Reputation: 1285
So I'm trying to evaluate the performance of a classifier on a test instance and when I try to get the area under the ROC, the following error is thrown:
Java.lang.NullPointerException at weka.classifiers.evaluation.ThresholdCurve.getROCArea(ThresholdCurve.java:268) at weka.classifiers.Evaluation.areaUnderROC(Evaluation.java:382) at Classifier_Search.runAda(Classifier_Search.java:74) at Classifier_Search.acrossTest(Classifier_Search.java:142) at Classifier_Search.main(Classifier_Search.java:511) at sun.reflect.NativeMethodAccessorImpl.invoke0(Native Method) at sun.reflect.NativeMethodAccessorImpl.invoke(Unknown Source) at sun.reflect.DelegatingMethodAccessorImpl.invoke(Unknown Source) at java.lang.reflect.Method.invoke(Unknown Source) at edu.rice.cs.drjava.model.compiler.JavacCompiler.runCommand(JavacCompiler.java:271)

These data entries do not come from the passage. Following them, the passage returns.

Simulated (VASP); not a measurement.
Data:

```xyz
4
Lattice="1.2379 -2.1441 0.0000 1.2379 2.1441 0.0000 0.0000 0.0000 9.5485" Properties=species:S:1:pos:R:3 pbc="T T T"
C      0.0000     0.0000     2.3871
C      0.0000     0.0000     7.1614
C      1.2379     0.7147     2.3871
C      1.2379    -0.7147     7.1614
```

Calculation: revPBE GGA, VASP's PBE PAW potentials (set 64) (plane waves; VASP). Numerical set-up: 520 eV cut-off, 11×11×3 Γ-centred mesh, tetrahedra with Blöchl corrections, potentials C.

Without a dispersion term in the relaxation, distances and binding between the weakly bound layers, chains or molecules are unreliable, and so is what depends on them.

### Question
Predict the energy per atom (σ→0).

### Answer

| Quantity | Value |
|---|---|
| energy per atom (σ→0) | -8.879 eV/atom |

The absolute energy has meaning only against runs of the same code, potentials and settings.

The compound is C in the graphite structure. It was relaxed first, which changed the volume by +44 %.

The code that is throwing the error is this:
Evaluation eval = new Evaluation(train);
String[] options = {"-P 100", "-S 1", "-I " + it, "-W weka.classifiers.trees.DecisionStump"};
AdaBoostM1 cls = new AdaBoostM1();
cls.setOptions(options);
cls.buildClassifier(train);
eval.evaluateModel(cls, test);
int index = test.classIndex();
return eval.areaUnderROC(index);
When I look up the javadoc for Evaluation (javadoc for Evaluation), It says that areaUnderROC needs to be set by an evaluateClassifier method. No such method exists. Other similar methods (such as falsePositive) work just fine. Has anyone encountered this problem? I can't find anything on OldNabble (Weka's help site).
Thanks!
EDIT: to clarify, test and train are both Instances objects that were created with the following code:
private static Instances readFile(File filename) throws IOException
{
CSVLoader loader = new CSVLoader();
loader.setSource(filename);
Instances data = loader.getDataSet();
data.setClassIndex(data.numAttributes() - 1);
return data;
}
They are read from .csv files. Typically if there is something wrong with test or train, the error is thrown here.
Upvotes: 3
Views: 1310
Reputation: 1285
Once again, I have the answer to my own question. If someone disagrees with this answer, please let me know. The weka documentation for areaUnderROC, which already has one typo (it references a method, evaluateClassifier, which does not exist), has led me in the wrong direction. I think there is another error in the form of a misleading explanation. areaUnderROC works (without throwing the exception) for two values: 0 and 1. So, rather than taking the class index (the index of the attribute I am using as the class in the Instances object), what it actually wants is which class (of the two classes) to consider as positive. Given the variable names in the documentation, I think it's reasonable to not understand this at first glance. I also think that since its explanation is in parallel with that of methods that do take the class index (rather than 0 or 1), it is also misleading.
Upvotes: 3